Photo Credit: Amnesty International India
Gopika Bashi, the author of this blog post is a Team Member of Amnesty International India’s Human Rights Education (HRE) Team that works on creating human rights friendly environments in schools.
Having grown up in a country like India, with its history of epic narratives, I cannot begin to imagine a world without the existence of stories. What took me a long time to truly understand, however, is that all stories are told by people, and people have the power to mould stories in ways of their choosing- characters take form, battles are fought and enemies are created, solely through the vision of a specific group of storytellers. I then realised how some stories are more prevalent and visible than others, and that they are almost always spread by the ones with the loudest voices.

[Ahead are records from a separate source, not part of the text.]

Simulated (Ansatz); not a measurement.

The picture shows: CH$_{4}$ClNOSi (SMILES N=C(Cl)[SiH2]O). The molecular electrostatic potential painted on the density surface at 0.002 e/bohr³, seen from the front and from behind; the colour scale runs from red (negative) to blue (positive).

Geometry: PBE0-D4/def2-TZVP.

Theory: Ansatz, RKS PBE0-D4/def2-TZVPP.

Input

There’s much to be said about the story of ‘women in India’ as of late. One doesn’t have to try too hard to interpret the highlights of this story – the images of violence and rape, the calls for safety and protection, the endless debates on archaic laws: we, as women, are apparently victims. We are inspiring a new generation of acronyms (VAW, GBV, FGM) that capture the things that are being ‘done to us’. We are passive recipients of the potential dangers that could occur in society’s dark alleyways and crowded buses.
But then I think to myself, what about the other stories? The stories of women challenging and pushing back against socially-defined norms and behaviours in their everyday lives. Let’s talk about these everyday activists who are silently, structurally, questioning deeply ingrained systems of patriarchy and power…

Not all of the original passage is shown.